Role-play can be the mindful exploration of psychological elements through sexual exploration. For example, to liven things up, some couples may incorporate blindfolds or light bondage to play around with these areas which touch upon issues of trust and vulnerability. When blindfolded or tied, we consensually place ourselves in a position of dependency from which we can explore the feelings that arise. 

Letting Go And How You Can Learn To Do That Through BDSM

I’m sure you have been told or have even said to someone ‘You need to let go’. In our modern world, the need to succeed, to compete for social status, the need to save money while also paying bills, raise kids etc etc never ends. It’s becoming harder to let go when we have so much that we have to do and think of. The downside though leads to anxiety, stress and tension.

The basis of this anxiety and tension, at its core, is the fundamental notion of ‘holding on’. When I’ve worked with anxious people outside of my kink work, they state that their anxiety feels like a very close friend and without it, they would just crumble into pieces. For these people, learning to ‘let go’ and surrender is a key aspect of improving their mental health. Even though anxiety may feel like a natural cause and effect, I feel with conscious awareness, we can see it, honour it, and ‘let go’ of it.

What’s that look like? Let’s explore it with this thought experiment. Let’s say you have the issue that in 1 month your current job will be ending and you have a mortgage. For many, this will cause a lot of stress and anxiety. Now, when you acknowledge that the issue will still be there irrespective if you orientate to it from a basis of anxiety and stress, then you can choose to ‘let go’ of the reactions and move forward with what you need to do i.e. start looking for more work. In short, you are choosing not to be plagued with anxiety while doing what it’s telling you that you need to do – get your ass moving because when you do, good things come from it.

How does it make one feel to depend on one’s partner? Does it feel thrilling? Terrifying? Are we able to let go in the moment?

The exploration through role-play and the answer to these questions will reveal a lot about yourself and/or your partner. 

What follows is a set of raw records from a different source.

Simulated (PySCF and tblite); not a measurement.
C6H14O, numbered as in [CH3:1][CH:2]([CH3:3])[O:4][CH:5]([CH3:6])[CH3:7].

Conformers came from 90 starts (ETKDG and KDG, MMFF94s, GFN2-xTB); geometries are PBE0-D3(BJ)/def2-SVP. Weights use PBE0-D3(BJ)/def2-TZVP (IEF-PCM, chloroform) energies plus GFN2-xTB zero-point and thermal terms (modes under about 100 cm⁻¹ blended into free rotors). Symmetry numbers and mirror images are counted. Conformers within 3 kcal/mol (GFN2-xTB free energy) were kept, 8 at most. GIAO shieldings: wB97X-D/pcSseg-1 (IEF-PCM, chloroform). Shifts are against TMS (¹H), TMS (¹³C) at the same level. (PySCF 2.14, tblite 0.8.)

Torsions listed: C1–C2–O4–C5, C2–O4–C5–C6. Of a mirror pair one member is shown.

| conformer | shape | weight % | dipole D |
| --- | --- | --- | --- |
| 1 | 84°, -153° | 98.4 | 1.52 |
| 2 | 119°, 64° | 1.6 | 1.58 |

It’s important to share that kind of information with a partner so they will be able to grasp the degree of trust you are placing in them. To do this, you must feel safe to express yourself. As someone’s connecting partner, be it a lover, buddy Top, bottom, Dominant, submissive, or whatever role you choose, you complete the connection by being totally there for them. Make them feel safe and supported by your presence, and free to reveal themselves to you. You have a responsibility to really be there, to really hear what they are saying or asking for, and to respond as best you can. Pro tip: Try to resist asking a question starting with the word ‘Why’ but instead, for e.g. ask “What’s behind the desire to XYZ” or “What does XYZ look/feel like to you?”. When you get your answer, don’t be afraid to ask ‘Tell me more” to really get it all out on the table.

Making It A Reality

How can you help make this a reality? How can you effect his willing suspension of disbelief so that he will fully experience this, and do so in a way that is safe and sane?

Try scripting the scene, so that:

1. You boil it down to its basic elements with a focus of consciously surrendering and how this surrender will be supported, encouraged and brought from a ‘concept’ into reality for you both and

2. You can bring it through the process of opening, development, peak, and afterglow.

In the course of deliberately constructing the scene, you will discover ways to heighten and enhance surrendering and submission.

Seek out information on building your skills, including not only physical techniques but also non-verbal communication skills. Some people say you either have this or you don’t, but the process of getting to know your partner is one in which each learns to read the thoughts, feelings, and sensations of the other. That is how the most potent, persuasive scenes succeed.

Take The Plunge

Express your fears, then let go of them and go on and do whatever it is you’ve been holding yourself back from. Do it safely and responsibly. Be. Here. Now. Enjoy, and have it all. 

‘We are all servants. The only question is whom we will serve.